Consider the set $X = \mathscr L − \{ (\phi \land \psi) \}$; we have that $P_i \in X$ and that if $\sigma \in X$, then $\lnot \sigma \in X$; thus, rules 1 and 2 are satisfied by $X$.

Consider now $\sigma_1, \sigma_2 \in X$; then $\sigma_1, \sigma_2 \in \mathscr L$ and thus, by rule 3 : $(\sigma_1 \land \sigma_2) \in \mathscr L$.

But the string $(\sigma_1 \land \sigma_2)$ is different from the string $(\phi \land \psi)$; it is enough to compare them and we have to conclude that the only way they can be equal (as strings) is when $\sigma_1 = \phi$ and $\sigma_2 = \psi$, and this is not possible, because $\sigma_2 \in \mathscr L$ and we have assumed that $\psi \notin \mathscr L$.

Thus, $(\sigma_1 \land \sigma_2) \in X$ and also rule 3 is satisfied by $X$.

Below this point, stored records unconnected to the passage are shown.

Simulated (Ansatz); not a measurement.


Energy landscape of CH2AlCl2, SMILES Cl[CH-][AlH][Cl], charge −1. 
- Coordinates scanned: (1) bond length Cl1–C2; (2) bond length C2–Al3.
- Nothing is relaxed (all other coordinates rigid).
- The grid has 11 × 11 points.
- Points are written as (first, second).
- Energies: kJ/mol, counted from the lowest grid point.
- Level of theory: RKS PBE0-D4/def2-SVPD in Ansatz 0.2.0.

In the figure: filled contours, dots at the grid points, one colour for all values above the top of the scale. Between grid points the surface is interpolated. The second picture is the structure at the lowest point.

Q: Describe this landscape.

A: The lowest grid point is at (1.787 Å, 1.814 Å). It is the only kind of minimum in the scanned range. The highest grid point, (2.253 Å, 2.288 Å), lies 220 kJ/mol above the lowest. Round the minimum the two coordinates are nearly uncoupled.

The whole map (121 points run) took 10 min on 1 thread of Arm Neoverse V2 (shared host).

But then $X$ satisfy rules 1,2,3 and this contradicts the "closure" condition, i.e. the fact that $\mathscr L$ is the smallest set of strings on the alphabet that satisfy the rules.

Answer 2

Hint: The rules require you to put brackets around expressions formed with binary operators. Because brackets aren't used for any other purpose in the language the brackets have to balance. This means that if $\phi, \phi' \in {\cal L}$ and $(\phi \land \psi)$ is the same string of alphabet symbols as $(\phi' \land \psi')$ and is in $\cal L$, then $\phi$ and $\phi'$ are the same. To see this, show (by structural induction) that $\phi$ and $\phi'$ must both comprise zero or more $\lnot$ symbols followed either by $P_i$ for some $i$ or by a string of symbols beginning with a left bracket and ending with a matching right bracket (and in which brackets occur in balanced pairs). Since $\phi$ and $\phi'$ are the same, the two $\land$ symbols must be in the same position in the strings, hence you must have that $\psi$ and $\psi'$ are the same.